In this blog post, I will explore the process of finetuning a language model using Low-Rank Adaptation (LoRA). I will cover everything from setting up the environment to training and evaluating the model on a dataset of quotes.
Setting Up the Environment
First, I need to install the necessary libraries.
!pip3 install -q -U bitsandbytes==0.42.0
!pip3 install -q -U peft==0.8.2
!pip3 install -q -U trl==0.7.10
!pip3 install -q -U accelerate==0.27.1
!pip3 install -q -U datasets==2.17.0
!pip3 install -q -U transformers==4.38.0
Loading the Model and Tokenizer
Next, I will load the model and tokenizer. I am using the AutoTokenizer
and AutoModelForCausalLM
from the Hugging Face transformers
library.
import os
import transformers
import torch
from datasets import load_dataset
from google.colab import userdata
from trl import SFTTrainer
from peft import LoraConfig
from transformers import AutoTokenizer, AutoModelForCausalLM, Trainer
from transformers import BitsAndBytesConfig, GemmaTokenizer
model_id = "google/gemma-2b"
tokenizer = AutoTokenizer.from_pretrained(model_id, token=os.environ['HF_TOKEN'])
model = AutoModelForCausalLM.from_pretrained(model_id, quantization_config=bnb_config, device_map={"":0}, token=os.environ['HF_TOKEN'])
Quantization Configuration
I will configure the model to use 4-bit quantization, which allows us to run larger models on smaller hardware.
bnb_config = BitsAndBytesConfig(
load_in_4bit=True,
bnb_4bit_quant_type="nf4",
bnb_4bit_compute_dtype=torch.bfloat16
)
Generating Text with the Model
Before we start training, let's generate some text to see how the model performs out of the box.

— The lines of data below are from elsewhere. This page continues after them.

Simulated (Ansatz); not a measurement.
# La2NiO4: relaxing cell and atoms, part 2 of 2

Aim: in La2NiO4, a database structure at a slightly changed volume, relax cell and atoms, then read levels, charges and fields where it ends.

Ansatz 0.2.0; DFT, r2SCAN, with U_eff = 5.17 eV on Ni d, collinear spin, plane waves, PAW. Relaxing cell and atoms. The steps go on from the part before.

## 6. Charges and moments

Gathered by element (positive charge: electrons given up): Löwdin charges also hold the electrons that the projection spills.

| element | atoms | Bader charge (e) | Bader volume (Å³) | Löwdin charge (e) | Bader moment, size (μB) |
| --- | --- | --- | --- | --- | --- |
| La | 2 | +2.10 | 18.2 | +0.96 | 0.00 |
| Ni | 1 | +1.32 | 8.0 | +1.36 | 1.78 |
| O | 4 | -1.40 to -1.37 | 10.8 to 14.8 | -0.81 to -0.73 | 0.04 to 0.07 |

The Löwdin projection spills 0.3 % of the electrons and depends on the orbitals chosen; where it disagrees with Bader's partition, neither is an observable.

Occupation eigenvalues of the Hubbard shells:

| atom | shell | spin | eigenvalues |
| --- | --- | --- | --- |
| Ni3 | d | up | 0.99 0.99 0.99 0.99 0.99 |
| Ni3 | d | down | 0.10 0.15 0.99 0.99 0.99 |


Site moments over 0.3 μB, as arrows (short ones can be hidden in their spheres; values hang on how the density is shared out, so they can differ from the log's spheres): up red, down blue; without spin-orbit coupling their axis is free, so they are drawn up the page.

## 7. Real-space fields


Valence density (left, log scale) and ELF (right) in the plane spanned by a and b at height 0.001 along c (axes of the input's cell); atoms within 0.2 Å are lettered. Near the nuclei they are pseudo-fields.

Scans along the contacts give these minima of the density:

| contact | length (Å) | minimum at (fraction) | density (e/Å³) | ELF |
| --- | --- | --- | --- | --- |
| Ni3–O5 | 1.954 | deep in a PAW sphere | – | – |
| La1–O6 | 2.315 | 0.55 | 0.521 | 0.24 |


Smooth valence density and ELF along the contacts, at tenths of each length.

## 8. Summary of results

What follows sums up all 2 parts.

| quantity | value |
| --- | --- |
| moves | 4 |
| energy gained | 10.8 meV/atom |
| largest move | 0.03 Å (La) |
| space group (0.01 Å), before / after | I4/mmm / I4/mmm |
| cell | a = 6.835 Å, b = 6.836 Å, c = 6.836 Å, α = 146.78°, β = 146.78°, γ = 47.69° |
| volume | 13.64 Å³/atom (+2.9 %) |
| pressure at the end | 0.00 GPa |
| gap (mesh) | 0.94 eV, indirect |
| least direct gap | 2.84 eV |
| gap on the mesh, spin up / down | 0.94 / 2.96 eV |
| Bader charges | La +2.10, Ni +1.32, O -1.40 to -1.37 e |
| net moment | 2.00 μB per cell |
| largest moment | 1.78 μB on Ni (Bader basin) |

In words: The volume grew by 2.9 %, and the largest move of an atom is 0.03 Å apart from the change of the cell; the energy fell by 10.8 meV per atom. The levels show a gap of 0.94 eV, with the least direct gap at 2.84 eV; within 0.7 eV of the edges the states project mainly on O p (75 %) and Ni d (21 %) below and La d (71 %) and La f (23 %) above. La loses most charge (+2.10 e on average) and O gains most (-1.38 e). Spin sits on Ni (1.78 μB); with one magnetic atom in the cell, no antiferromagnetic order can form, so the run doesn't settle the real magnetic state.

text = "Quote: add quote,"
device = "cuda:0"
inputs = tokenizer(text, return_tensors="pt").to(device)
outputs = model.generate(**inputs, max_length=50, max_new_tokens=50)
print(tokenizer.decode(outputs[0], skip_special_tokens=True))
Configuring LoRA
LoRA (Low-Rank Adaptation) helps to efficiently fine-tune models by adding trainable adaptation matrices.
os.environ["WANDB_DISABLED"] = "false"
lora_config = LoraConfig(
r=8,
target_modules=["q_proj", "o_proj", "k_proj", "v_proj", "gate_proj", "up_proj", "down_proj"],
task_type="CAUSAL_LM",
)
Preparing the Dataset
I will use the datasets
library to load and preprocess the dataset of quotes.
data = load_dataset("Abirate/english_quotes")
data = data.map(lambda samples: tokenizer(samples["quote"]), batched=True)
def formatting_func(example):
text = f"Quote: {example['quote'][0]}\nAuthor: {example['author'][0]}"
return [text]
Training the Model
I use the SFTTrainer
from the trl
library to train the model with the LoRA configuration.
trainer = SFTTrainer(
model=model,
train_dataset=data["train"],
args=transformers.TrainingArguments(
per_device_train_batch_size=1,
gradient_accumulation_steps=4,
warmup_steps=200,
max_steps=100,
learning_rate=2e-4,
fp16=True,
logging_steps=1,
output_dir="outputs",
optim="paged_adamw_8bit"
),
peft_config=lora_config,
formatting_func=formatting_func,
)
trainer.train()
Evaluating the Model
After training, I can generate text again to see how the model's performance has improved.
text = "Quote: add quote,"
device = "cuda:0"
inputs = tokenizer(text, return_tensors="pt").to(device)
outputs = model.generate(**inputs, max_length=50, max_new_tokens=50)
print(tokenizer.decode(outputs[0], skip_special_tokens=True))
Conclusion
I walked through the process of finetuning a language model using LoRA. This method allows for efficient training by focusing on specific layers of the model. I demonstrated how to set up the environment, configure the model, prepare the dataset, and train the model. With this approach, you can adapt large language models to specific tasks with limited computational resources.